Skip to main content

Key terms and roles

Data virtualization

Data Virtualization is the first key component. It involves the ability to query data either in place or stored within data.world. This capability allows users to combine multiple data sources seamlessly. Common data stores that the AI context engine interacts with include Snowflake, BigQuery, and SQL Server. For the purpose of training and testing, users can directly upload CSV files into data.world to serve as data sources. Within this system, datasets represent the data tables stored in data.world, while projects serve as containers for queries, configuration files, and temporary files.

Business glossary

The second essential component is the Glossary, which provides business definitions for terms utilized within datasets. Typically, tables or dashboards are represented by running collectors or crawlers to gather metadata from various projects. This collected metadata forms the basis of the Glossary. Definitions, such as what constitutes a customer or an order, are textual and often include who is responsible for maintaining these definitions, referred to as the steward. Although the Glossary is optional, it significantly enhances the context provided to the AI applications, making it a powerful addition.

R2RML mapping

R2RML (RDB to RDF Mapping Language) is a standard for expressing how to map relational database content to RDF (Resource Description Framework) data. It allows for the creation of RDF views over existing relational data, enabling this data to be queried with SPARQL, the RDF query language. R2RML mappings define how tables, columns, and SQL queries in a relational database correspond to RDF triples, facilitating the integration of relational data into the semantic web.

Ontology

Ontology is a set of concepts and categories in a subject area or domain that shows their properties and the relations between them.

  • Books have authors

  • Books have publishers

  • Books are published on a date

  • Books are followed by sequels (other books)

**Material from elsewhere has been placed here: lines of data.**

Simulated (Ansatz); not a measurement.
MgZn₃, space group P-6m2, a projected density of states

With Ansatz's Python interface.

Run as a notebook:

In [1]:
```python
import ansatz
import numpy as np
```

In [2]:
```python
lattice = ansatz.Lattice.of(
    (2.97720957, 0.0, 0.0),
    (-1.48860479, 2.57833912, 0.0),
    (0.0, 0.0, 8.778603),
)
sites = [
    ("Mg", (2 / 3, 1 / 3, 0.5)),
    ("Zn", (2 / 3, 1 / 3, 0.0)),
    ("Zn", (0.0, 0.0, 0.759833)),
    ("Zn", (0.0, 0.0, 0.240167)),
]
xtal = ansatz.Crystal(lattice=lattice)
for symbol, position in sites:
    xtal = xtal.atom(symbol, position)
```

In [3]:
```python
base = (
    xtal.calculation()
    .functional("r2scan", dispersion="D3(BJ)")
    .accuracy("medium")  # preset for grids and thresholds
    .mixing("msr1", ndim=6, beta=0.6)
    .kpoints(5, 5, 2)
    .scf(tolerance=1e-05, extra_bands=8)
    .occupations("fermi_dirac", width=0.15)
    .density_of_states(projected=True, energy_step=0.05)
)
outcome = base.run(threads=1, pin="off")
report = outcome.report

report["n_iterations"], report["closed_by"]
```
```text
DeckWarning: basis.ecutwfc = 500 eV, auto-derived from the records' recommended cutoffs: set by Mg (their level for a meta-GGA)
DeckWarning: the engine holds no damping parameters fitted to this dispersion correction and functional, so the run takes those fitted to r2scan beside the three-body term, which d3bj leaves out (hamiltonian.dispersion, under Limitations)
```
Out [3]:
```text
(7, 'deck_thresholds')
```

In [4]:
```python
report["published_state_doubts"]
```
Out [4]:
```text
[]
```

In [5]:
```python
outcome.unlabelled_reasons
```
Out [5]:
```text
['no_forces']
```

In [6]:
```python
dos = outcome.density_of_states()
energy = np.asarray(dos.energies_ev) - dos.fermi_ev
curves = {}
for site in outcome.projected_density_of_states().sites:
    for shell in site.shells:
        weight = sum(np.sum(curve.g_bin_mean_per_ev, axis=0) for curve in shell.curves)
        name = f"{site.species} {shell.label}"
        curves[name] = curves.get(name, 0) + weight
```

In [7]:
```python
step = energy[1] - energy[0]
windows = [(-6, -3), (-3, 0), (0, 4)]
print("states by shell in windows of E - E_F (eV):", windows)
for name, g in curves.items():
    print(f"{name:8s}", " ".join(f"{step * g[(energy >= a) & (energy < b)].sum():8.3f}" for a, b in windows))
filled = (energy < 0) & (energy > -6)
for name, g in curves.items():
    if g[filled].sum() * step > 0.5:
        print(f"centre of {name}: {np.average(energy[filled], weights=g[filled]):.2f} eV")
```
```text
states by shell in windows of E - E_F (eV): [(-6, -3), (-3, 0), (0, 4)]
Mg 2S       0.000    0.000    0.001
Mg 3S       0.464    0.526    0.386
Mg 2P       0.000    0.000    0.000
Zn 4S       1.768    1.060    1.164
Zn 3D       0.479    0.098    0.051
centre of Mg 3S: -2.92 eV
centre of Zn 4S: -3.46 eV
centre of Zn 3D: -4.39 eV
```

Some of these properties are relationships that connect two of our classes. For example, the property “books have authors” is a relationship that connects our book class and our author class. Other properties, such as “books are published on a date,” are attributes, describing only one class, instead of connecting two classes together.

Semantic model

The Semantic Model is represented by three key files: the Ontology file, the Mappings file, and the Index file.

  • The Ontology file includes entities known as Concepts (e.g., customer or order), characteristics of these entities called Attributes (e.g., customer ID, first name, last name), and the Relationships that connect these entities (e.g., an order was made by a customer). These elements are collectively known as CARS.

  • The Mappings file links the ontology to specific data sources, such as indicating that customer data is located in the customer table.

    Mappings within the system can be either direct or complex. Direct mappings are straightforward one-to-one correspondences between concepts and data, while complex mappings may involve additional clauses or conditions to specify relationships more intricately.

  • The Index file, is a system file, which helps in vectorizing this information, storing it in a specialized knowledge graph vector. It is crucial for the system operation.

    These three files live within a Project in data.world. It is associated with your particular AI context engine application.

To Learn more about the differences between Ontologies and Knowledge graphs see this article.

Developer Chat UI

The Developer Chat UI, an essential part of this component, provides valuable features such as thoughts, visualization of queries, and ontology usage, making it indispensable for developers. Users need to be enabled at the individual level, and support should be contacted for this purpose.

Key Roles and personas

  • Business / Subject Matter Expert (SME):

    • Role: Understand and articulate the core business problem and the key questions that need addressing.

    • Responsibilities:

      • Interpret existing BI dashboards/reports and convey what the reports indicate (For example, “the year-over-year revenue report compares monthly data from a year ago”).

      • Explain the usage and purpose of these reports and the business concepts they represent (For example, “Return Customer” refers to “a customer who has placed an order after having placed a previous order within the past year”).

      • Provide insights into the business expectations surrounding these queries.

    • Important note: SMEs are not required to have in-depth knowledge of the data itself, but should understand how it is applied and its business utility.

  • Data Expert:

    • Role: Handle the technical aspects of data management and modeling.

    • Responsibilities:

      • Data modeling: Identify and model the available data, and, if necessary, create new data views.

      • Data plumbing: Knows how to set up the database; credentials, views, partitions, whatever is relevant for the particular database technology you are using.

      • Answer pipeline-related questions (for example, “Where does this data originate?”) and is familiar with the data schema, “We don’t have a separate table for address, we repeat that information everywhere it shows up; it is inconvenient, but that is how it is always been done").

  • Knowledge Engineer:

    • Role: Act as the intermediary between Data Experts and Business/Subject Matter Experts.

    • Responsibilities:

      • Collaborate with Business/Subject Matter Experts to comprehend business queries and define the necessary ontology and mappings.

      • Work with Data Experts to identify the data that corresponds to the required ontology.

      • Possess strong communication skills to effectively bridge the terminology and understanding between the other two personas.

  • Security team: During preparation tasks, ensure access to a member of your Security team. They should be on standby to provide necessary access to data sources, databases, and other required resources.